Sophomore year I took trigonometry. Whereas the geometry teacher was a total stiff, lacking any semblance of a personality, the trig teacher was almost exactly the same, but he fancied himself a comedian, and so he spiced up the class with these lame jokes, like this thing he called the “touchdown rule.” Basically, every class, the last kid to sit down automatically got detention. And he would hold up his hands like a football ref and say in his dry monotone, “touchdooooown.” And that kid would get detention, for real. Everyday. I guess it was a way to make sure everybody was sitting down right away, but yeah, kind of a dick move if you think about it. Still, it was more entertaining than my 80% geometry teacher. I’ll never forgive that hack.

Junior year was the best. Calculus. They made us buy this ridiculous calculator, the TI-89, like it cost two hundred bucks. It was almost like having an iPhone, but iPhone’s didn’t exist yet. This thing had a big screen. It ran applications, you know, what we used to call apps before the iPhone came around. You could play games on it. And it did all of this crazy calculus stuff. I felt like I was a NASA engineer in this class. Seriously, it’s like I’m picturing myself sitting in this class, and there’s a thought balloon over my head, and all you see are crazy equations and Greek letters and I’m just writing and typing shit into my TI-89 in this completely alien language of numbers and symbols. That teacher was awesome. He loved technology. He told us that the calculator out of the box may have cost two hundred bucks, but it was worthless unless we knew how to use it. He would tell us every time he taught us a new function or a new trick, he would say, “I just added ten dollars to the value of that calculator.” And he would keep a running tally, like every time he would say that, he’d write the number down somewhere, so that halfway through the year, he’d teach us something, and he’d say, “And that brings the current value of this calculator for you guys to … two thousand and twenty dollars. Not bad seeing as how you bought it for only two hundred.” And it was true. You could do so much with this TI-89.

And then senior year rolled around and it was time for Calc-2. But this teacher sucked. He told us right away that he hated calculators, and that we’d be learning to do stuff the old-fashioned way, like Archimedes did, or whoever invented calculus. (There’s no way I’m stopping to look it up.) Not only that, but he had this stupid rule in class called the “one-hand rule.” Basically, if he saw anybody using two hands on the calculator at the same time, that person got detention. Why? Well, you needed two hands to play games on it, and so now I couldn’t even blow off some steam mid-class to play a few rounds of Galaga when I got bored. Plus, and this isn’t even really a jab at the teacher, but he suffered from severe migraines, which I’m completely understanding of. I mean, the guy’s sick. Fine. But he missed at least two classes a week. So we really didn’t learn anything new. In fact, I felt like I learned more in Calc-1 than I did in Calc-2. But whatever.

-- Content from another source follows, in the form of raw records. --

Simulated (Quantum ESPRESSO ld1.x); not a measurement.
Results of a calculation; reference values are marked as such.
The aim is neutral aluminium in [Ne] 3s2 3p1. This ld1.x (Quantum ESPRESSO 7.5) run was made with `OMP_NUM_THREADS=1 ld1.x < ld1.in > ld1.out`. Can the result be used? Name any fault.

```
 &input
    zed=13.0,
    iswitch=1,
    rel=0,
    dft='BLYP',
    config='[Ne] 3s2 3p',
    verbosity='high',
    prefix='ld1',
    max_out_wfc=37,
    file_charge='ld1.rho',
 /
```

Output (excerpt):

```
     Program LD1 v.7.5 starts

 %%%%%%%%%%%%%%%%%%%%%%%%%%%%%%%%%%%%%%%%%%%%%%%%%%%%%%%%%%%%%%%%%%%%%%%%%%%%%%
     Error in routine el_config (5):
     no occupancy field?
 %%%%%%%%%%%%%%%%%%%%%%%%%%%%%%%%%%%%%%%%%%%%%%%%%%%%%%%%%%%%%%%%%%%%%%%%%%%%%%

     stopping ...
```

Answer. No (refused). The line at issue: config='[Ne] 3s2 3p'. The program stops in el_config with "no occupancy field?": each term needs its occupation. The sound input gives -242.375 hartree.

Math. I was so f’n good at it. I could do equations for everything. I went to college, I had no idea what I’d be majoring in, but I knew at least that I’d do great in math. But I registered for classes that summer, and there was a huge problem. I went to this stupid all-boys Catholic high school that prided themselves on being better than every other high school in the galaxy. We didn’t have free periods. We didn’t have senior cut days or a senior parking lot. We didn’t have girls. No, just learning. Stupid, boring, learning. Anyway, the school thought it was above everything. Even above the government. We didn’t take New York State tests, we took our own tests, “harder tests,” they told us, “even harder than the hardest state test in any state in the country.” I did great on those math tests. The problem is, they weren’t recognized by the state. So when I tried to register for Calculus 3 in college, the college registrar was like, “well Rob, there’s absolutely no state record of your having done anything past algebra way back in eighth grade.” And I’m like, “Seriously? Isn’t there something you can do?” And they said, “Yes. We are serious. And no, there isn’t anything we can do.”

And freshman year of college I had to take two consecutive semesters of math. And they put me in this stupid class called “Finite Mathematics 1.” It was such a comedown. Such a fall from grace. Such a cruel twisted joke. I brought my TI-89 to the first class and the professor was passing out these stupid baby calculators, ones that didn’t do anything special, ones that had a little solar strip so they didn’t even work right unless you were either outside or directly under a lamp. Come on. I get calculators like that for free just by opening a checking account.

It was a total joke. It wasn’t even up to the level of 8th grade math. I skipped like every single class, took Finite Math 2, skipped all of those classes too, finished up with my math requirements, and then kicked off the dust from my sandals and said goodbye to math forever. What a shame. I remember my high school junior math teacher, that awesome thousand dollar calculator teacher, he would always tell us, “Listen up boys, I know this stuff because I teach it every year. But if you stop, you’re going to lose it all. Real fast. Use it, or lose it.”

And I never really thought about that, because I was so f’n good at math. I was like fluent at this stuff. But then I remember being maybe a junior or a senior in college, and one of my good college buddies, this guy Dan C., he was a math major. And one time he was working on some problem and I said to him, “Hey Big-C, you mind if I take a crack at it?” And he just laughed, slammed down his TI-105 or whatever model they were up to that year and said, “Go ahead, be my guest.”

And this guy was way past Calc-2. And I just looked at this page of numbers and it all meant absolutely nothing to me. Nothing. So I started asking him about it. And through my questions and his answers, I realized that not only was I not up to his level in math, clearly, but I wasn’t even up to my old level in math. I couldn’t even remember the terms I would use to begin to describe what my level once was. I stared at him in a panic. “Dan! You have to believe me! I used to be so f’n sick at math! I swear!” It was true. I used to take entire math tests consisting of one question. And it would take like an hour to do it. And even if you got it wrong, which was rarely the case for me, the teacher could still go back and check out your work, check out how you got the answer, and see where you were going, and give you a good grade. It was like painting. It was like playing the guitar. I know math is yes or no, numbers and numbers and right and wrong, but this was art. This was something really cool. And I totally lost all of it. I didn’t use it, so I losed it.

It’s crazy because, the whole point of this blog post was supposed to be about how I just got back from a week long vacation, and how I really didn’t get too much writing done while I was away, and I sat down here today for my first day back home, and I got all freaked out, just like the math, what if, because I didn’t use it, my writing, I’d somehow lost it. I was going to make all of these jokes about how since I lost my math, that I never use math now, as a rule, ever. And that would have been a pretty wacky blog post I guess. But man, now I’m all serious, and I’m rarely serious, and it’s all because I wish that I stuck with math, because it was pretty f’n sick.